The national unemployment rate for June was 5.3%, essentially unchanged from May. And the lowest unemployment rate in the country was less than half that, 2.6% in Nebraska. No other state checked in with an unemployment rate below 3%. In June of last year Nebraska’s unemployment rate was 3.3%, trailing only North Dakota (2.7%) for the lowest rate among the states.

The five states posting the highest unemployment rates in June were West Virginia (7.4%), the District of Columbia (7%), Nevada (6.9%), Alaska (6.8%), and South Carolina and Mississippi tied for fifth with an unemployment rate of 6.6%.

Eight states posted trailed Nebraska with unemployment rates between 3% and 4%: North Dakota (3.1%); Utah (3.5%); Vermont (3.6%); Iowa (3.7%); South Dakota and New Hampshire (3.8%); and Minnesota and Montana (3.9%).

North Dakota’s employment statistics have been hit hard by the drilling slowdown. The unemployment rate in the state has risen from 2.7% a year ago to 3.1% this year. The other state that has been hit with job losses due to the slowdown in the oil patch is Texas, but that state is so much larger and has a far more diverse economy than North Dakota that the unemployment rate in Texas has actually fallen from 5% in June 2014 to 4.2% in June 2015.

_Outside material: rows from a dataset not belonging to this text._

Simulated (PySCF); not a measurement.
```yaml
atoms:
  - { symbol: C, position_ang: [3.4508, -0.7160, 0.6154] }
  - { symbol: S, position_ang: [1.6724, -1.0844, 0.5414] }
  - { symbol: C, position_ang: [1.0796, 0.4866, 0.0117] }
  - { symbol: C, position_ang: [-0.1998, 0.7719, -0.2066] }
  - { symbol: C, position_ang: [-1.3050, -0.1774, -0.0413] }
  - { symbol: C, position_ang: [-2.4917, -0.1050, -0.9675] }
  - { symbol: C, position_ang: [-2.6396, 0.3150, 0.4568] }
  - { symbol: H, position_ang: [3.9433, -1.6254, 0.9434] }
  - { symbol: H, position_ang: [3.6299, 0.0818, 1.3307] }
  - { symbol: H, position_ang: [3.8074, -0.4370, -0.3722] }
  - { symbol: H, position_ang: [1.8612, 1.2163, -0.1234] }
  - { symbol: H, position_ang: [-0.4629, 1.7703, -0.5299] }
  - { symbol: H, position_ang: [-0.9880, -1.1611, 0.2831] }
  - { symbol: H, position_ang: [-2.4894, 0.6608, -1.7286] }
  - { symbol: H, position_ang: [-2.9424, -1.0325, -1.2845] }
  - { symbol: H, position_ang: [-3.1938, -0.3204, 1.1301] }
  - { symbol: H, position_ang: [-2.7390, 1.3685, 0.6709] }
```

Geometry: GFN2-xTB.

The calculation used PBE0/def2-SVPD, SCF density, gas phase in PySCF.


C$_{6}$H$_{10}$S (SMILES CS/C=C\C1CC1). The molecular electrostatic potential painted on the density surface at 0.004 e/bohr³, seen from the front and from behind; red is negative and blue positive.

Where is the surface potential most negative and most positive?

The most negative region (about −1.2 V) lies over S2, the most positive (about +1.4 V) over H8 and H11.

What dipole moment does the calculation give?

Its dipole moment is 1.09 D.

Only West Virginia and the District of Columbia have unemployment rates at or above 7%. The cuts to federal government jobs are likely to be mostly responsible for the high unemployment rate in D.C., while the higher rate in West Virginia is almost surely the result of lower demand for coal.

Arizona saw an increase of 52,400 jobs from June 2014 (2.0%) and was unchanged from the previous month.